As companies develop buyer-centric communication, one of most important questions is – how do we effectively group buyers into segments? We perceive that somewhere between the one-size-fits-all dinosaur and the unicorn-like “market of one” exist segmentation strategies that work better than others. But which ones? The secret is discovering self-identifying groups.
- Content will be more relevant and can be leveraged and streamlined. Self-identifying groups such as the ones described above respond to the same value propositions. They tend to have similar opportunities and/or problems. They will have similar compelling reasons to buy and are served by similar solutions. They tend to have similar business models, organizational structures, and environmental conditions. They share a common vocabulary. They ponder the same questions. They read the same editorial. They understand the same stories; respond to the same examples and analogies. They react to the same warnings. You can create highly relevant, effective, content and sales messages for these groups and that content will work hard.
- The social network will market and sell for you. People with the attributes described above (vertical industry, job function, geography, communities of interest) are connected in social networks. They go the same trade shows and recruit each others’ executives. They respect the same experts and analysts and use the same suppliers. Social media has revealed to the world what we all know from our own buying experience – people rarely make big decisions by themselves. We seek help and advice from those we trust. We look for stories about how “people like me who have had this problem” have succeeded or failed. We collaborate with like-minded adventurers to try something new. Imagine your message as a small marble. Throw your marble onto a Kansas wheat field. Throw another. What are the chances that those two marbles will hit each other? Now imagine throwing your marbles into a shoe box. They bounce into one another with the slightest jolt. Already connected groups create an echo chamber that can dramatically extend your own outreach effort
Consider company size, buying role, and risk profile as secondary audience segmentation strategies.
- Buying role and risk profiles are very useful but used alone are insufficient. Within the overarching audience segmentation strategy, you may want to create sub-segments such as different kinds of buyers and influencers (e.g. financial buyer, technical buyer, decision-maker, researcher, or advisor) or risk profiles (e.g. early adopter, majority, conservative). Content will be less relevant and you will get virtually no support from the social network. Both of these segmentation strategies are helpful. Buying role helps identify the different objectives and questions that must be answered by content. Risk profile is useful for content tone. For Early adopters tend to respond well to opportunity-oriented messages (“look how great you can be!”) whereas conservative companies tend to respond well to risk-avoidance messages (“look how much pain you won’t feel!”). However, unless you are a very large company with brand dominance and a horizontal solution, these strategies are less effective by themselves for winning new business than those described above.

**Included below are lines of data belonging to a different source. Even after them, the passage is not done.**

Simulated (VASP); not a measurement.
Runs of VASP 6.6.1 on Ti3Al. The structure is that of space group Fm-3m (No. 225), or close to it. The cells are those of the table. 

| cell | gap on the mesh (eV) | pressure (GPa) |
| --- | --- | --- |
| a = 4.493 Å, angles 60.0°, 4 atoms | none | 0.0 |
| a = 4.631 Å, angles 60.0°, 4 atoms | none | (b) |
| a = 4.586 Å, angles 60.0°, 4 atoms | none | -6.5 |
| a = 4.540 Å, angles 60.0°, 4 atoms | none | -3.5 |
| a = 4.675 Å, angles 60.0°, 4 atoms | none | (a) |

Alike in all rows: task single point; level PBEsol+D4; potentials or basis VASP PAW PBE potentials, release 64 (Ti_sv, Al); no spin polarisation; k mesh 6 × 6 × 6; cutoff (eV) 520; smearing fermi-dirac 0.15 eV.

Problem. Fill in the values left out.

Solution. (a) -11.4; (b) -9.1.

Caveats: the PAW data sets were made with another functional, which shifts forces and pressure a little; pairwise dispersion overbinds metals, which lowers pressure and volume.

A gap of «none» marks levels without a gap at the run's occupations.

- Company-size segments help sales but not marketing. Dividing buyers into tiers defined by company size such as enterprise accounts or small and medium sized business (SMB) may be a useful strategy for some business decisions. It informs sales management tasks such as territory definition, quota setting, and sales methodology selection. Company size is also useful for pricing strategies. However, Wal-Mart and GE have little in common other than size and complexity. However, company size provides almost no support for audience messaging.
For B2B audience segmentation strategies, your ideal group is the triple crown of vertical, functional role, and geography, or in some cases, communities of interest. Your particular situation may have some unique requirements. However, whatever segmentation approach you consider, make sure it passes the litmus test – self-identify as a group that experience similar problems and shares a social network.